A \word{FALSE} flag is a single-cell datum with all bits unset, and
a \word{TRUE} flag is a single-cell datum with all bits set. While
Forth words which test flags accept any non-null bit pattern as true,
there exists the concept of the \emph{well-formed flag}. If an
operation whose result is to be used as a flag may produce any
bit-mask other than \word{TRUE} or \word{FALSE}, the recommended
discipline is to convert the result to a well-formed flag by means
of the Forth word \word{0ne} so that the result of any subsequent
logical operations on the flag will be predictable.

In addition to the words which move, fetch and store single-cell
items, the following words are valid for operations on one or more
flag data residing on the data stack:
\begin{quote}\ttfamily
	\word{AND}	\word{OR}	\word{XOR}	\word{INVERT}
\end{quote}


\paragraph{Integers} ~ % A.3.1.3.2

A single-cell datum may be treated by a Standard Program as a signed
integer. Moving and storing such data is performed as for any
single-cell data. In addition to the universally-applicable operators
for single-cell data specified above, the following mathematical and
comparison operators are valid for single-cell signed integers:

\hspace{\leftmargin}{\ttfamily%
	\word{*}	\word{*/}	\word{*/MOD}	\word{/MOD}
	\word{MOD}	\word{+}	\word{+!}		\word{-}
	\word{/}	\word{1+}	\word{1-}		\word{ABS}
	\word{MAX}	\word{MIN}	\word{NEGATE}	\word{0less}
	\word{0more}	\word{less}	\word{more}
}

Given the same number of bits, unsigned integers usually represent
twice the number of absolute values representable by signed integers.

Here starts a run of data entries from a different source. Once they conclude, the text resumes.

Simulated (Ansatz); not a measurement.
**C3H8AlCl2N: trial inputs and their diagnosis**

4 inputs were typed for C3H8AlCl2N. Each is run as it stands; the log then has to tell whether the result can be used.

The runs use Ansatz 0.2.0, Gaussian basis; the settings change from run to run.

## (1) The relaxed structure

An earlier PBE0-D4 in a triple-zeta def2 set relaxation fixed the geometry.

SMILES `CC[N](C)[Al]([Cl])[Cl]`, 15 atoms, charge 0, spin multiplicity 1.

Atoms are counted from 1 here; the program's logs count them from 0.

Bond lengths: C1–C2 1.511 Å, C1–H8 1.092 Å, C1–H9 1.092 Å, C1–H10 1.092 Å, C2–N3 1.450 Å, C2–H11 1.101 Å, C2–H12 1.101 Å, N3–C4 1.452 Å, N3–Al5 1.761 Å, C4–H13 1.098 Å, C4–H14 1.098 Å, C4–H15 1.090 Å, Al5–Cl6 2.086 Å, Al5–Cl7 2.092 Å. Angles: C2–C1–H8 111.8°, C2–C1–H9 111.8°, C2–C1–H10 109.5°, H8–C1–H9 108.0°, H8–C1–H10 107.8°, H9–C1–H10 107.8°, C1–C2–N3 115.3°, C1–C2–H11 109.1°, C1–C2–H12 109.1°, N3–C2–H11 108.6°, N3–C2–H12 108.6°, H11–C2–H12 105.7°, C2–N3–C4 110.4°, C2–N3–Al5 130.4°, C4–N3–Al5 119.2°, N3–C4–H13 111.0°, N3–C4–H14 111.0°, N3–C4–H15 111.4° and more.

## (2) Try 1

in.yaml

A single-cell datum may be treated by a Standard Program as an
unsigned integer. Moving and storing such data is performed as for
any single-cell data. In addition, the following mathematical and
comparison operators are valid for single-cell unsigned integers:
\begin{quote}\ttfamily
	\word{UM*}	\word{UM/MOD}	\word{+}	\word{+!}
	\word{-}	\word{1+}		\word{1-}	\word{*}
	\word{Uless}	\word{Umore}
\end{quote}


\paragraph{Addresses} ~ % A.3.1.3.3

An address is uniquely represented as a single cell unsigned number
and can be treated as such when being moved to, from, or upon the
stack. Conversely, each unsigned number represents a unique address
(which is not necessarily an address of accessible memory). This
one-to-one relationship between addresses and unsigned numbers forces
an equivalence between address arithmetic and the corresponding
operations on unsigned numbers.

Several operators are provided specifically for address arithmetic:
\begin{quote}\ttfamily
	\word{CHAR+}	\word{CHARS}
	\word{CELL+}	\word{CELLS}
\end{quote}
and, if the floating-point word set is present:
\begin{quote}\ttfamily
	\word[floating]{FLOAT+}		\word[floating]{FLOATS}
	\word[floating]{SFLOAT+}	\word[floating]{SFLOATS}
	\word[floating]{DFLOAT+}	\word[floating]{DFLOATS}
\end{quote}
A Standard Program may never assume a particular correspondence
between a Forth address and the physical address to which it is
mapped.


\paragraph{Counted strings} ~ % A.3.1.3.4
\label{rat:cstring}

Forth 94 moved toward the consistent use of the ``\param{c-addr u}''
representation of strings on the stack. The use of the alternate
``address of counted string'' stack representation is discouraged.
The traditional Forth words \word{WORD} and \word{FIND} continue
to use the ``address of counted string'' representation for historical
reasons. The new word \word{Cq}, added as a porting aid for existing
programs, also uses the counted string representation.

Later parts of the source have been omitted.